User: { Properties: - user id - name - address, city, province/state, zip/postal code, country - phone number(s) - age - gender - account number Operations: - Verify Account is valid - Verify Old Enough to create Account - Verify Account has enough funds for Requested Transactions - Get Purchase History for User - Purchase Goods } UserManager: { Properties: - number of users Operations: - Add new user - Delete User - Update User Information - Find User - List All Users }

Given these crude specifications for our objects, we could then implement them and create a bizlogic directory and a number of .inc files that implement the various classes needed for this functionality. If our UserManager and User objects were sufficiently complex, we could create a separate userman directory for them and put other middle-tier functionality, such as payment systems, order tracking systems, or product catalogues into their own directories. Referring back to Chapter 3, "Code Organization and Reuse," we might choose a layout similar to the following:

Web Site Directory Layout: www/ generatepage.php uigeneration.inc images/ homepage.png bizlogic/ userman/ user.inc usermanager.inc payments/ payment.inc paymentmanager.inc catalogues/ item.inc catalogue.inc cataloguemanager.inc orders/ order.inc ordermanager.inc

If we ever completely changed how we wanted to store the information in the database or how we implemented our various routines (perhaps our "Find User" method had poor performance), our user interface code would not need to change. However, we should try not to let the database implementation and middle tier diverge too much. If our middle tier is spending large amounts of time creating its object model on top of a database that is now completely different, we are unlikely to have an efficient application. In this case, we might need to think about whether we want to change the object model exposed by the business logic (and therefore also modify the front end) to match this, or think more about making the back end match its usage better.

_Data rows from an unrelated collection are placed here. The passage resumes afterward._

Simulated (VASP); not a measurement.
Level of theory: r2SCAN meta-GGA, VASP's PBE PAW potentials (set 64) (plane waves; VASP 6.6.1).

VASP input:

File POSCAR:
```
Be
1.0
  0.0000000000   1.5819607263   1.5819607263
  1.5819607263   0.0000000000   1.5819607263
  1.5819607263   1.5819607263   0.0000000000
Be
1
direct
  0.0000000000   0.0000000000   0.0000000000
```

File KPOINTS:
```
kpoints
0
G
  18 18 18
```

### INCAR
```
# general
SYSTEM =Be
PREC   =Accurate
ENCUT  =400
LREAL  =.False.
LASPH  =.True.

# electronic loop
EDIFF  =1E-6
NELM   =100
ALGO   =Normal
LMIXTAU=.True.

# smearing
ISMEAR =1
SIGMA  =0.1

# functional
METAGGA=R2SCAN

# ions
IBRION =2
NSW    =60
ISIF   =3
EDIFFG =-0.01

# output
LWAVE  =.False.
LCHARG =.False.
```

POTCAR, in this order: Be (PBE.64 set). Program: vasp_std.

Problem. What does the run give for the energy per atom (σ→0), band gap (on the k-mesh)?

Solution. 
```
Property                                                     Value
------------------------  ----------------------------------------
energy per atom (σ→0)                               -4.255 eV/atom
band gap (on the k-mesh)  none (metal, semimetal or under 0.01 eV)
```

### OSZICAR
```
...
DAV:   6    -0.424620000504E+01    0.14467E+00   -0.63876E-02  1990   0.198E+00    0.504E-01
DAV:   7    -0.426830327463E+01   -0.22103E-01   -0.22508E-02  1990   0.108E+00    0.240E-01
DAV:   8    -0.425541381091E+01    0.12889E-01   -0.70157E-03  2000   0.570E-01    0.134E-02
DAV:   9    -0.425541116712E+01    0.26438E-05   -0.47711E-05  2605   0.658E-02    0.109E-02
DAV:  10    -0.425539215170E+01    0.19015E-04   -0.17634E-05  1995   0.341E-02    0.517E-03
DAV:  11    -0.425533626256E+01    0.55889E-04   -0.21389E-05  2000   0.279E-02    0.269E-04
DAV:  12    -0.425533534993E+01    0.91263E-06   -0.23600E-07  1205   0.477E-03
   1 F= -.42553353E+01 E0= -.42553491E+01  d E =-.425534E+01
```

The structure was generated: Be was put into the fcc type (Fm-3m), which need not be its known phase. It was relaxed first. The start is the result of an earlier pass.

What Goes into the Business Logic

Finally, in the middle tier of our web applications, we should change how we consider certain pieces of functionality. For example, if we had a certain set of rules to which something must comply, there would be an instinctive temptation to add PHP code to verify and conform to those rules in the implementation of the middle tier. However, rules changeoften frequently. By putting these rules in our scripts, we have made it harder for ourselves to find and change them and increased the likelihood of introducing bugs and problems into our web application.

We would be better served by storing as many of these rules in our database as possible and implementing a more generic system that knows how to process these rules from tables. This helps reduce the risk and cost (testing, development, and deployment) whenever any of the rules change. For example, if we were implementing an airline frequent flyer miles management system, we might initially write code to see how miles can be used:

<?php if ($user_miles < 50000) { if ($desired_ticket_cat = "Domestic") { if ($destination == "NYC" or $destination == "LAX") { $too_far = TRUE; } else if (in_range($desired_date, "Dec-15", "Dec-31")) { $too_far = TRUE; } else ($full_moon == TRUE and is_equinox($desired_date)) { $too_far = FALSE; // it's ok to buy this ticket } } else { $too_far = TRUE; } else { // etc. } ?>

Any changes to our rules for using frequent flyer miles would require changing this code, with a very high likelihood of introducing bugs. However, if we were to codify the rules into the database, we could implement a system for processing these rules.

MILES_REQUIRED DESTINATION VALID_START_DATE VALID_END_DATE 55000 LAX Jan-1 Dec-14 65000 LAX Dec-15 Dec-31 55000 NYC Jan-1 Dec-14 65000 NYC Dec-15 Dec-31 45000 DOMESTIC Jan-1 Dec-14 55000 DOMESTIC Dec-15 Dec-31 etc...

We will see more about how we organize our middle tier in later chapters, when we introduce new functionality that our business logic might want to handle for us.

Back End/Server

Our final tier is the place without which none of our other tiers would have anything to do. It is where we store the data for the system, validate the information we are sending and receiving, and manage the existing information. For most of the web applications we will be writing, it is our database engine and any additional information we store on the file system (most notably .xml files, which we will see in Chapter 23).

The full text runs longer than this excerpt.